Ryan Indemnity Doctrine Does Not Extend to Vessel Surveyor

Goodloe Marine, Inc. v. Caillou Island Towing Co., 2021 U.S. Dist. LEXIS 210154 *; 2021 WL 5051983 (M.D. Fl. Tampa Div., Nov. 1, 2021).

Goodloe Marine, Inc. contracted with Caillou Island Towing Company, Inc. to tow a dredge and barge from Texas to Florida. Prior to the voyage, Goodloe contracted with RJA, Ltd. to survey and inspect the dredge and barge to “certify” the tow’s fitness. Nonetheless, the vessels sank on the voyage prior to reaching the destination.
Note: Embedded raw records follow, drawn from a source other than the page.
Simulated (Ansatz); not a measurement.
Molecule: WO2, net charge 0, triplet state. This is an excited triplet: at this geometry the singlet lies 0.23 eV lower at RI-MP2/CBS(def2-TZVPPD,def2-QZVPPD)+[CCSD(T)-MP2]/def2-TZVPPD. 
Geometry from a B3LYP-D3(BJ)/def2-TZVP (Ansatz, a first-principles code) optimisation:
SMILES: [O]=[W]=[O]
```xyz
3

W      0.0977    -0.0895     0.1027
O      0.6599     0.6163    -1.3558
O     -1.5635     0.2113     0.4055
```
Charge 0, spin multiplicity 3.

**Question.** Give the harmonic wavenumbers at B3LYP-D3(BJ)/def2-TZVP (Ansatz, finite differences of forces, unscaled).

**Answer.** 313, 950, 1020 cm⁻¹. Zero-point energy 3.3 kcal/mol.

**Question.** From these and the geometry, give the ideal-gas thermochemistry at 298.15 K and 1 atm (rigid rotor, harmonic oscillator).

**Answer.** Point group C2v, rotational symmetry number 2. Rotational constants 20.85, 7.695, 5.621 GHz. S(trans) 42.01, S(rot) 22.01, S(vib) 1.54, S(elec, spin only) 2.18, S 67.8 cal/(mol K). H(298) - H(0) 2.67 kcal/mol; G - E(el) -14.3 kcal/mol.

Goodloe sued Caillou Island which then brought a third party complaint against RJA for indemnity or contribution. The third party complaint also tendered RJA to Goodloe pursuant to Rule 14 (c). Caillou Island based its third party complaint on the Ryan Indemnity Doctrine announced by the U.S. Supreme Court in Ryan Stevedoring Co. v. Pan-Atl. Steamship Corp.[1] and an implied warranty of workmanlike performance.

First, the court addressed whether Caillou Island as owner of the tug could benefit from the warranty while not party to the contract. Citing a plethora of precedent,[2] the judge noted that privity of contract is not required if there are foreseeable third parties within the zone of responsibility. For purposes of the motion, a warranty of workmanlike performance was implied in the contract; and Caillou Island was foreseeably within the zone of responsibility of RJA. 

Nonetheless, regarding the claim for indemnity, again the trial court relied on an abundance of jurisprudence[3] which excludes surveyors and classification societies from the ambit of the Ryan Indemnity Doctrine. In addition, the doctrine does not extend to property damage.[4] Thus, the claim for indemnity by Caillou Island was dismissed.[5] 


[1] 350 U.S. 124 (1956). The doctrine was abrogated by Congress in the 1972 Amendments to the Longshore Act, see: 33 U.S.C. §905(b).

[2] In re Complaint of Christiansen Marine, Inc., No. 2:95-cv-896, 1996 U.S. Dist. LEXIS 10920, at *27 (E.D. Va. Apr. 11, 1996) (quoting C.C. Sanderlin v. Old Dominion Stevedoring Corp., 385 F.2d 79, 81-82 (4th Cir. 1967)); see also Brock v. Coral Drilling, Inc., 477 F.2d 211, 215 n.4 (5th Cir. 1973). For example, in Salter Marine, Inc. v. Conti Carriers & Terminals, Inc., 677 F.2d 388 (4th Cir. 1982).

[3] Great Am. Ins. Co. v. Bureau Veritas, 338 F. Supp. 999, 1015 (S.D.N.Y. 1972), aff'd, 478 F.2d 235 (2d Cir. 1973); In re Eternity Shipping, Ltd., Eurocarriers, S.A., 444 F. Supp. 2d 347, 361-63 (D. Md. 2006); see also Meridian Bulk Carriers, Ltd. v. Kinder Morgan Bulk Terminals, Inc., No. 8:07-cv-1422-T-33TGW, 2009 U.S. Dist. LEXIS 62923; 2009 WL 2180582, at *8 (M.D. Fla. July 22, 2009).

[4] Citing: Cont'l Grain Co. v. Puerto Rico Mar. Shipping Auth., 972 F.2d 426, 439 (1st Cir. 1992); Phillips Petroleum Co. v. Stokes Oil Co., 863 F.2d 1250, 1256-57 (6th Cir. 1988).

[5] The court did not address Caillou Island’s claim for contribution. It would appear the maritime rule of comparative fault would apply pursuant to United States v. Reliable Transfer Co., Inc., 421 U.S. 397 (1975) and a claim for contribution. See also, Bosnor, S.A. de C.V. v. Tug L.A. Barrios, 796 F.2d 776 (5th Cir. 1986).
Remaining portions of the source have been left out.